Some 120 Ethiopian-Israeli students are enrolled in law schools throughout the country…
More than 3,000 of the 95,000 Ethiopian-Israelis have academic degrees, while some 2,000 attend post-high school institutions.
However, job market figures remain gloomy. A Central Bureau of Statistics 2003 survey found 26 percent unemployment among Ethiopian immigrants, compared to 11 percent for the entire country. More than 90 percent of those working had blue-collar jobs.…
CBS has no data on the employment of Ethiopians with higher education, but recent studies have shown that most suitable job offers have come through affirmative action efforts. Director of the Israel Association for Ethiopian Jews, Batia Eyob, says that graduates have been employed in part-time jobs at low wages. The 1997 government decision that the Civil Service Commission would hire 17 Ethiopian graduates each year has not been implemented until now.
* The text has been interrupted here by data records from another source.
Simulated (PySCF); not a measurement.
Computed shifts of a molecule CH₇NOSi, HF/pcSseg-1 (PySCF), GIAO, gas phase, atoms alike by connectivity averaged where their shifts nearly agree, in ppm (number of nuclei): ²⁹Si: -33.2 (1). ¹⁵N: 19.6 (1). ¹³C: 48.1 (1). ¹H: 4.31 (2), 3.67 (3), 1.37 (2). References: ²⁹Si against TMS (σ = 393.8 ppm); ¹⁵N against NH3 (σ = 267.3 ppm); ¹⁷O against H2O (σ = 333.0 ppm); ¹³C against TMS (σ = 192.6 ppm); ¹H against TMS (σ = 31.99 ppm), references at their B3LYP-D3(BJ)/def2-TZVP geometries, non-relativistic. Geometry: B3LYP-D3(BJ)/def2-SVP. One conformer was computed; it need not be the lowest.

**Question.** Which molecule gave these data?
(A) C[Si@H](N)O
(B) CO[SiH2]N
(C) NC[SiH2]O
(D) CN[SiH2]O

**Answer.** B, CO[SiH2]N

Attorney Eyal Rozovsky of Haim Tzadok & Co. is among the only law offices trying to make that connection happen. Rozovsky thus far has trained six articled clerks. The latest one, Amira Amara, will start working there next week as a licensed lawyer.
Rozovsky believes the main thing keeping Ethiopians out of law firms is their lack of networking ability, since many veteran Israelis find work while still in law school due to their connections.
"The Ethiopians don't have a daddy who can pick up the phone to his buddy, a lawyer, and arrange an articled clerkship for him," he says.